Wednesday, March 24, 2010

Sarge's Retrospective: The Sega NAOMI (Part 2)



Continuing on from last week's post, I'd like to showcase the Sega NAOMI 2 hardware. Essentially, the NAOMI 2 is an upgrade to the original NAOMI with double the memory. Along with that memory add came some really innovative titles. Some of them did not make it over here to the United States.



  • CPU : 2 x Hitachi SH-4 32-bit RISC CPU (200 MHz 360 MIPS / 1.4 GFLOPS)
  • Graphic Engine : 2 x PowerVR 2 (PVR2DC-CLX2) GPU's - (under the fans)
  • Geometry Processor : Custom Videologic T+L chip "Elan" (100mhz) - (Under Heatsink)
  • Sound Engine : ARM7 Yamaha AICA 45 MHZ (with internal 32-bit RISC CPU, 64 channel ADPCM)
  • Main Memory : 32 MByte 100Mhz SDRAM
  • Graphic Memory : 32 MByte
  • Model Data Memory : 32MByte
  • Sound Memory : 8 MByte
  • Media : ROM Board / GD-Rom
  • Simultaneous Number of Colors : Approx. 16,770,000 (24bits)
  • Polygons : 10 Million polys/sec with 6 light sources
  • Rendering Speed : 2000 Mpixels/sec (unrealistic max, assumes overdraw of 10x which nothing uses)
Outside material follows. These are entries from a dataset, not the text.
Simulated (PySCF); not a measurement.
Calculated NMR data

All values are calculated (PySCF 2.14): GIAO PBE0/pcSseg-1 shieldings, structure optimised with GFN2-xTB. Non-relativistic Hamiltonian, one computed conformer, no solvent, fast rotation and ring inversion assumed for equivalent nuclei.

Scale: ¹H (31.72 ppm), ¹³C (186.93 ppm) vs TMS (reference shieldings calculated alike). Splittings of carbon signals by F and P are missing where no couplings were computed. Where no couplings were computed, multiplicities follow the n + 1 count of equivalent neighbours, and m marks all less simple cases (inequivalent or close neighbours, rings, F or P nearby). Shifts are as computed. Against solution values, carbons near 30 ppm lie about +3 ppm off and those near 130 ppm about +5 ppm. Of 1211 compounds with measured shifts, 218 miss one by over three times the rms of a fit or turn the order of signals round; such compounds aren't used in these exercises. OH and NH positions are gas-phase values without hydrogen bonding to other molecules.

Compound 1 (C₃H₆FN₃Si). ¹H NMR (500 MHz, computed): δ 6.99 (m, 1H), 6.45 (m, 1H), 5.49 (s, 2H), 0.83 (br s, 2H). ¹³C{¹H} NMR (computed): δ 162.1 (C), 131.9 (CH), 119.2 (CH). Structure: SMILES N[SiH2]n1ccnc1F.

Here's one I would've loved to see here:


Sega Driving Simulator



How cool would it have been to go through driving school and get to play this machine? Sega teamed up with the Japanese government, and the Japanese driving schools to come up with this beauty. The simulator would grade you on your performance with working dials, force feedback and realistic ABS braking simulation. The system included three 29" monitors as the windshield.

Sega planned to use the GD-Rom storage discs for upgrades to the simulator. As a fan of Sega's cockpit cabinet lineup, I would've loved to see this in any arcade stateside.